Although it has been the trigger to bring people on the streets and brave the cops, the cold and the criticism, the two big protests in public space today - Occupy Wall Street (OWS) and its tributaries running through the US and moving to the rest of the world, and the India-specific Janlokpal - are neither about money nor power. Sure, the origin of OWS protests lie in the income inequalities of the US, where top 1% of the population controls 40% of the country's assets and receives 20% of its income. And though corruption largely is about financial bribes we have to pay for routine entitlements, the Janlokpal protests are not about power.
From my meetings with dozens of protestors, participants and academics in the US last month, I see an emerging synthesis of a quieter, gentler and more complex message. A group of four at New Haven, who along with about 70 or so other protestors have been braving the cold in the university town's park, said "We're here to get our voice heard". What is it they are protesting? "The way a few have managed to control all our money." Did they have a solution? "No, each of us has a different view," one of them said. "I think the gap between the highest paid CEO and the lowest paid guy is too wide."

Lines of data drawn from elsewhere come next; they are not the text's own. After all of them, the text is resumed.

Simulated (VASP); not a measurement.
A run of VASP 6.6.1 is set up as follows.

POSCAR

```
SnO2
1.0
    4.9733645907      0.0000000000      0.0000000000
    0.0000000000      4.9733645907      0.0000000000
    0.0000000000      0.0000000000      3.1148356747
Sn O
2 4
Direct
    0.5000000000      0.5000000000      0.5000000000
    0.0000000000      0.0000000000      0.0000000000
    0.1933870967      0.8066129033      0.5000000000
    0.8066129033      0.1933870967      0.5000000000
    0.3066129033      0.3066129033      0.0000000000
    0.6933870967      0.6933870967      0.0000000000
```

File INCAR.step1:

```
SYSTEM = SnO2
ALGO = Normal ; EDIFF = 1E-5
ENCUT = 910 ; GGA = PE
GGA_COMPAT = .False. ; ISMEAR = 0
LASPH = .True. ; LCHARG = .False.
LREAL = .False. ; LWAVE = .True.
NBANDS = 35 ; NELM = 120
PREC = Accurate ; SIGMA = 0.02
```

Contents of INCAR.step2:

I asked them whether they had seen the recently-released Andrew Niccol's In Time at Bow Tie Cinemas, a five-minute walk from their blue tents. "No…should we?" I said yes - it's a good film and definitely if you believe in Robin Hood. They shook their heads. "Absolutely not." That would be undermine the American system, where if you worked hard you deserved the money. So, is there a goal? "Right now, we just want the authorities to know that we're unhappy and together in this."
But don't miss this lack of clarity for the movement having no agenda. Around the time I was meeting OWS protestors in New Haven, New York and Provincetown, Nobel Prize winner Joseph Stiglitz was prevented by the police from using a megaphone to address the movement at New York. "The rise in inequality is the product of a vicious spiral: the rich rent-seekers use their wealth to shape legislation in order to protect and increase their wealth - and their influence," he wrote last week. His definition of the OWS agenda: "A democracy where people, not dollars, matter, and a market economy that delivers on what it is supposed to do."
At the New Haven Green, protestors were not allowed to use heaters, even at sub-zero temperatures that had turned snow into ice. That took me to New Delhi's Ramlila Ground where Anna Hazare led a protest for Janlokpal following his arbitrary arrest and release at Tihar Jail. Go further back into Tunisia, Egypt and Libya and once again, the actions of the authorities left a lot to be desired.
Governments across the world are unable and unwilling to see that on-ground protests of even a few are loud enough to cobble a much larger support. On Twitter alone, @occupywallst has more than 100,000 followers; @janlokpal is close to 175,000. These too are mere tips of a greater iceberg — in flights, over dinner tables, conversations with cab drivers, college students and professors I found their minds occupied with this protest. Yale’s Robert Shiller, for instance, told me that he is worried about the way finance is being seen to be a place where only the evil go.
This iceberg of aspirations is moving to disrupt the old way of working, thinking and is clashing with the two systems, political and economic, that have delivered a huge amount of good in the past — capitalism and democracy. While economic disparity may be the fuel of OCW and power abuse in the case of the Arab Spring and Janlokpal, there is a far stronger force lurking behind. The real fight is about the capture of capitalism and democracy by vested interests; not the systems per se. To regain their legitimacy, both systems will have to morph into what they promised and bow down before a greater force driving these protests — justice.